Last updated 11/4/2020 at 12:54pm

Tuesday's election still has yet to see more than 30 percent of Montana precincts fully report their ballots, but the issues on the ballot have seen significant returns.

Constitutional Initiative 118 and Initiative No. 190 work together to legalize possession of recreational marijuana for people over that age of 21.

CI-118 amends the Montana Constitution to allow for the legislature or a citizen initiative to establish a minimum legal age for the possession, use and purchase of marijuana, in a similar way to the regulation of alcohol in the state.

I-190 actually legalizes the possession and use of marijuana for adults over the age of 21 and imposes a 20 percent tax on sales.

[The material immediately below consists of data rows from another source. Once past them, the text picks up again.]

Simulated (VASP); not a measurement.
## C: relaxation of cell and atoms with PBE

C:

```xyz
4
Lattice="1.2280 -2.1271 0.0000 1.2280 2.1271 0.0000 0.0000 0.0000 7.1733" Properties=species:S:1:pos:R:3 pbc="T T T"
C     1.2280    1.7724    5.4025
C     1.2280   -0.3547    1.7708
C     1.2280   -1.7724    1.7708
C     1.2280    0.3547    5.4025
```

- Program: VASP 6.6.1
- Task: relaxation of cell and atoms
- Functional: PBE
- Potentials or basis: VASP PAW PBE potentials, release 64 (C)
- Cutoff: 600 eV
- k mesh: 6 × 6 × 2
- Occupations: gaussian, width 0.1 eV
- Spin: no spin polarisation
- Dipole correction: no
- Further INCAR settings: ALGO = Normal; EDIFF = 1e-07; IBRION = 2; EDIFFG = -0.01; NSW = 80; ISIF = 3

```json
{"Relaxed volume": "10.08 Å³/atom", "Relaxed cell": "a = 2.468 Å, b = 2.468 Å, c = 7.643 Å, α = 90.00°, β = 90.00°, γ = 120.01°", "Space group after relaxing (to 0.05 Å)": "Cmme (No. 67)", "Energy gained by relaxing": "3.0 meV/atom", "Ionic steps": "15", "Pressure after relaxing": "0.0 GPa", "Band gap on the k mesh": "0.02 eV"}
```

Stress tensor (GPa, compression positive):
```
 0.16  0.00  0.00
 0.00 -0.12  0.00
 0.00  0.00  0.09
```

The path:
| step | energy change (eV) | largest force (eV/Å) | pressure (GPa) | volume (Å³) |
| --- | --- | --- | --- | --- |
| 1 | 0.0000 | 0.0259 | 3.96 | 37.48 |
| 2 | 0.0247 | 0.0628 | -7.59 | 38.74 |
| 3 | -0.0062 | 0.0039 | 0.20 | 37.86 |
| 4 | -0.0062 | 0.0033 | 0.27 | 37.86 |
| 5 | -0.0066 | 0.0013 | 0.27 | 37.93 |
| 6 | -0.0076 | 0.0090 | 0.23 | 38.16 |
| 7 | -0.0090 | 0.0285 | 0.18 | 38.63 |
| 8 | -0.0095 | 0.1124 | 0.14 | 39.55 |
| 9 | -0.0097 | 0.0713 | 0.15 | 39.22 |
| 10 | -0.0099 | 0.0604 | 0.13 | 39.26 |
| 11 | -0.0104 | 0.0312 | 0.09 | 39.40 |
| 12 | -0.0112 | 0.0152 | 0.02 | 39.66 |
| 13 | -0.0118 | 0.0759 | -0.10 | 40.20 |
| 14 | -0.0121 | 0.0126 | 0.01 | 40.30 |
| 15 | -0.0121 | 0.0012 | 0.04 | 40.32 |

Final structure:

It also requires the Montana Department of Revenue to develop rules to regulate marijuana businesses, and allows for the resentencing or expungement of marijuana-related crimes.

CI-118 currently has 58 percent approval with I-190 just behind that rate at 57.

Proponents of these measures have argued that the drug is no more dangerous or destructive than alcohol, which is legal, and that the creation of a well-regulated marijuana industry will bring jobs and revenue to the state.

Opponents argue that it will hurt Montana's workforce in a time where employers are experiencing a shortage of motivated, well-trained staff.

More contentious is Legislative Referendum No. 130, which is at 51 percent approval with fewer than 6,000 votes in its lead.

LR-130 would remove local governments' authority to regulate the carrying of permitted concealed weapons in their respective jurisdictions ceding control of that to the state legislature.

The measure would continue to allow local governments to regulate unpermitted concealed weapons and unconcealed weapons in public occupied buildings, but would remove local governments' power to regulate the possession of firearms by "convicted felons, adjudicated mental incompetents, illegal aliens, and minors."

Critics of this initiative contend that it is poorly written, unconstitutional and gives the state too much power, but proponents say it will prevent local governments from attempting to pass unconstitutional and ineffective laws restricting the rights of their citizens to own firearms.